Post by coke & comics on Jan 9, 2021 13:56:40 GMT -5
I noted in the statistics thread that I was the only person to choose DeMatteis, so glad to see him getting some acknowledgement over here at least. But still nobody's mentioning Milligan.
As for near misses, I got very far into preparing with Paul Jenkins in the #12 spot. I'd even written out quotes for him. I'll post them below. I wrote out 3, but was planning to pick only one of the Spider-Man's and find another. But then somehow, unbidden, images of Civil War: The Return entered my head. I recalled throwing it across the room. Generally, I prefer to judge writers by their best. But Jenkins is a writer who pays the bills. As much as I love his Inhumans or Hulk, there's also a pile of work I just find frustrating to read, and figured I could find a writer who had upset me less for that coveted #12 spot, and I settled on Paul Dini.

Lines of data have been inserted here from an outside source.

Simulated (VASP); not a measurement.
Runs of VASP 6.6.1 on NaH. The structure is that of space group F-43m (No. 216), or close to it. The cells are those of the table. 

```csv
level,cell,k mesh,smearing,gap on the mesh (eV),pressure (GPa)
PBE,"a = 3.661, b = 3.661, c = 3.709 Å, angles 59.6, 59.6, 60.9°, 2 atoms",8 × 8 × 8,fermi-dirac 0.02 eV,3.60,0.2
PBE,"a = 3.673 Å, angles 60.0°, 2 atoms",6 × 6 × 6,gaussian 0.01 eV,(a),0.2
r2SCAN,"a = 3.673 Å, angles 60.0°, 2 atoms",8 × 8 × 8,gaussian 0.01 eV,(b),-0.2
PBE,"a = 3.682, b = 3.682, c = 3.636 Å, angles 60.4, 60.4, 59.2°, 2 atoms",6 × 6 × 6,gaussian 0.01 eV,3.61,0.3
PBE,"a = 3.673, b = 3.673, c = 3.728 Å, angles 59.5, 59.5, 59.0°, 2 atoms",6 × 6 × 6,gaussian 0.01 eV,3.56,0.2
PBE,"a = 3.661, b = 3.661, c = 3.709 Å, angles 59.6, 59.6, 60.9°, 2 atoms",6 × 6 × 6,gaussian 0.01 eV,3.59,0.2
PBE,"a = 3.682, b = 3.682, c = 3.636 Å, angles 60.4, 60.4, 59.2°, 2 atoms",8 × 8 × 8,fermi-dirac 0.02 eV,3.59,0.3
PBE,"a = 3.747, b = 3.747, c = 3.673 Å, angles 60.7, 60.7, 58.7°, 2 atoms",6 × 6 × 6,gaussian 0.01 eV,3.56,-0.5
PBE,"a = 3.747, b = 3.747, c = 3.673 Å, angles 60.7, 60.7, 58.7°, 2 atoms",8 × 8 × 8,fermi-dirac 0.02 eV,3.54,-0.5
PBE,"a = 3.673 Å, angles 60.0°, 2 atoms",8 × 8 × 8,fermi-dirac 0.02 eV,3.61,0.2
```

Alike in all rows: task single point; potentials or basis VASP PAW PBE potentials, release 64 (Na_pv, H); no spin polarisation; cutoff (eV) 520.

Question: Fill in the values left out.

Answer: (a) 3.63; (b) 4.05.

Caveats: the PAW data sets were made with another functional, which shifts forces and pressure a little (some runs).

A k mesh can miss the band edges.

Your name is Bob Reynolds. You're a private citizen. You have this weird notion that you might once have been somebody important-- a powerful being named the Sentry. You're thirty pounds overweight. You prefer cartoons over CNN. And you drink too much. Hey, but who cares, right? I mean, who gets to decide what's real and what's not anymore? --"The Unicorn", The Sentry #2, Marvel, 2000
Peter Parker: But to me, it's never been about winning. Baseball's far bigger than just a good result. Mind you, being a Mets fan, I would say that. What d'you say, Uncle Ben? Maybe this year? --"Maybe Next Year", Peter Parker Spider-Man #33, Marvel, 2001
Spider-Man: You don't need me anymore. From now on, you're a big man, okay? Lafronce: Okay. Spider-Man: And big men don't hug each other when they part ways. Lafronce: They don't. Spider-Man: Nope. They shake hands. --"Heroes Don't Cry", Peter Parker Spiderman #35, Marvel, 2001
(While the above is my favorite Jenkins scene, I wasn't sure it worked when removed from the context of the images, which was what I was striving for with my quotes, to focus on the scripting itself.)
Post by coke & comics on Jan 9, 2021 14:05:58 GMT -5
Next strongest contenders were Jon Ostrander (Kents, Blaze of Glory, Spectre) and Joe Kelly (X-Men, Deadpool, I Kill Giants)
Followed by Thomas and Englehart.
Brian Bendis is a writer I have a complicated relationship with. He's written so much work that I love, and he successfully got me to stop reading Avengers. I just don't know what to do with that. There is no writer whose work I love and hate as much as his. I wish he'd stop writing superheroes and put out my work like Scarlet, but I get where the money is.
Jonathan Hickman and Brian Vaughn would have fared better if I could include more recent work. Vaughn was a strong contender based on his "classic" work anyway, and would have been a shoe-in less the classic restriction. Remove the "classic" rule and there'd be all kinds of other contenders: Slott, Remender, Aaron, Ewing, Kindt, Lemire...
Jodorowsky - left him off my list mainly becase I've read only one of his works in full - though that's a great one: The Incal. Everything else has been a book here, a story there, not enough to judge those works fairly.
Kurtzman - again, I only know the MAD stuff - though that was almost enough on its own for me to include him, especially since I've been reading the early issues of MAD the last year or so.
Gerry Finlay-Day - I see a trend: I've read only Rogue Trooper, which I liked a lot but was a bit one-note; not enough on its own for me to include him, in the end.
Charlier - have only just started getting to know this writer, through an early-ish volume (no. 3) of Blueberry. My over all impression was very positive, but one volume isn't much to go by - and it's hard to separate the beautiful Moebius artwork from the writing.
Marv Wolfman - probably got the most serious consideration of anyone on my near misses list: I rate Tomb of Dracula with the best of 70sMarvel, which means up there with favourites like Moench's MoKF, Englehart'sDr. Strange, Gerber's HtD, etc. But what kept him off is that I have read a lot of his other work and nothing else Wolfman has done comes close to ToD, in my view. Night Force might have had a chance but we'll never know, as it was cancelled so quickly. His superhero work was usually pretty solid, and often better than just solid, but for me never reached the level of ToD or works by other writers on my final list of 12. And some of it was pretty ordinary, to my mind - Nova, for example, felt nostalgia-driven and not in a way I found attractive personally. Still, ToD was almost enough all by itself, and on another day, in a different mood, I might put Wolfman in there - where he surely would have been had I made this list around 1975-1978.
Greg Rucka: As much as I love his work, Brubaker's mystery work covered that section. Brian Wood Archie Goodwin: I love his stuff but not enough to be on here. Denny O'Neill- see Archie Goodwin. Mark Evanier.